Allow acessing DynamicSprite data as array

adventuregamestudio / ags

AGS editor and engine source code

Other

695 stars 159 forks source link

Allow acessing DynamicSprite data as array #1997

Open ericoporto opened 1 year ago

ericoporto commented 1 year ago

Describe the problem I have previously had the need to access data of individual pixels in sprites in AGS, either because images are convenient when storing information (I rented a boat Height Maps or Galleys maps), or because I wanted some particular effect (normal maps). GetPixel and SetPixel methods are unfortunately slow for this - even if they didn't had boundary checks or vtables, it's still a per pixel call to an "external" function, so there will be some overhead - so you can only do few thousand (~2048) GetPixel per frame, without causing slowdowns, requiring one to divide the load. Writing pixel information is even slower. Pixel manipulation could also produce graphic effects (a better distfx)!

Suggested change It would be nice to retrieve the bitmap data from inside the DynamicSprite (or Surface?) directly as an array. Though, in AGS, dynamic arrays must have headers, and cannot point to any random memory.

If we want to have only reads, maybe as a copy, optionally copying them back on "Release" call, or some kind of SetPixelsBack call.
- this may be easier to code
if we want it to be read and written, and written fast, the array could be the data itself, with shared ownership.
- it is possible to avoid extra dereferencing, and possible to give out raw pointer to script vm too, as dynamic objects are already stored in pairs of data address / manager, and manager can be an object itself.
- there will be a little extra memory for allocation
- there may be ways of optimizing this by using memory pools or allocating dynamicobject class and array data on the same buffer.

The API for this could be, depending on either convenience or going for the more generic solution, something like

import char[] GetPixelArray(); // if we are talking about 32-bit color, this retrieves per color component (4 * w * h)
import short[] GetPixelArray16(); // classic ags color is 16-bit
import int[] GetPixelArray32();

I talked previously about t his with @ivan-mogilko , I hope I added the things mentioned correctly! It's possibly necessary to observe #1980 when implementing this.

ivan-mogilko commented 1 year ago

To clarify about DynamicArray a bit; I thought it's possible to make it wrap any random memory, and mark as "shared", so that it won't delete that data on disposal. The issue with DynamicArray currently is that it allocates meta data along with the elements on a single buffer. So it goes like [HEADER][ELEMENTS] in memory.

If we want it to be able to "wrap" another memory with it, it will have to be remade into a struct similar to the current ScriptUserObject, where meta data is one struct, and element container is a separately allocated buffer.
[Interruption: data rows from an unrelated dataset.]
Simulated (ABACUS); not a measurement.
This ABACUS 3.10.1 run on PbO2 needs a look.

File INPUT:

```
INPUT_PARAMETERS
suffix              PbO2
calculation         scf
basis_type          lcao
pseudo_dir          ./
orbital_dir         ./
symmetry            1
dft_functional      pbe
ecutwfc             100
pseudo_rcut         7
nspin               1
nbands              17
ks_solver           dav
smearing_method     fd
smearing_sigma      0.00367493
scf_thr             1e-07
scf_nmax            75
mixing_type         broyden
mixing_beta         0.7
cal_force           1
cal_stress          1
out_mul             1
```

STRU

Technically, there is a way to avoid having to do extra dereferencing when reading and writing this mem, as we may register address to elements data as a "managed object" and DynamicArray struct as a "manager" pointer, this way we will have an immediate access to both.

The fact that there will be extra allocation still stands, but, as mentioned in the issue's description, there are potential solutions to optimize that too, if it is thought to be necessary. (Same could be done for ScriptUserObject struct, perhaps)

By the way, if this is done, then we may use same dynamic array wrap for any similar purposes. What first comes into head is reading/editing sound samples, for instance (generating sound waves in script).

ivan-mogilko commented 1 year ago

Crude experiment: https://github.com/ivan-mogilko/ags-refactoring/tree/experiment--scapi-pixelarray2

Script example:

function on_key_press(eKeyCode k)
{
    if (k == eKeySpace)
    {
        DrawingSurface *ds = Room.GetDrawingSurfaceForBackground();
        int pixels[] = ds.GetPixelArray32();
        for (int y = 0; y < ds.Height; y++)
        {
            for (int x = 0; x < ds.Width; x++)
            {
//                pixels[x + y * ds.Width] = Game.GetColorFromRGB(Random(255), Random(255), Random(255));
                pixels[x + y * ds.Width] = ((Random(255) & 0xFF) << 16) | ((Random(255) & 0xFF) << 8) | ((Random(255) & 0xFF));
            }
        }
        ds.Release();
    }
}

ISSUES: DrawingSurface is marked as "modified" upon GetPixels call, as it cannot know what you are going to do with it. If AGS syntax supported "const array", we could have 2 separate functions for getting mutable and immutable array.

This whole thing is actually unsafe, because you may keep array after disposing off DrawingSurface, and cause weird things. If this belonged to a DynamicSprite, you may cause memory access exceptions. Same will happen if you store pixel array from room background in a global variable, and do something with it after changing rooms.

Because of how compiler works, there's still an extra CHECKBOUNDS instruction on every array access.

Shared array serialization does not work, as script object does not know how to retrieve the array data again. I see two options:

Identify the source somehow, similar to how DrawingSurface records where it got the bitmap from.
Don't care and require user to get array again after restoring a save.

Because AGS stores colors in a weird 16-bit way, this will work best after #1980. Right now, apparently, you'll have to make color values yourself with bitwise operations (above script does not produce correct pixel values).

ivan-mogilko commented 1 year ago

Ah, but of course. The DrawingSurface might keep the reference to this array, and invalidate it as it gets disposed or invalidated itself (on dynamic sprite deletion).

@ericoporto but I think at this point most interesting question is how much faster working with this array really is. Because if it turns out to be not too fast either, the whole thing would be of dubious value.

ericoporto commented 1 year ago

Edit: Need to redo all using only int, this would eliminate api function calls, I forgot those conversions were API. 😬

ArrayMode7.zip

@ivan-mogilko I attached a quick project above, I cobbled up together a mode7 implementation that uses either Get/Set Pixel or the Array access.... I also added both variants pre-compiled in an ags file.

most interesting question is how much faster working with this array really is

so... This is a bit frustrating. Unless I am doing something wrong there is no fps difference at all.

Edit: forgot float to int and int to float were API calls, need to eliminate those in the code later when I am on a PC. They are the main cost of the calculations.

Because AGS stores colors in a weird 16-bit way,

Colors are 32-bit in the array. Or I am wrong in how to understand things here?

Need to figure out something else to test this - but I didn't thought that the calculation would be that expensive it looks really minimal.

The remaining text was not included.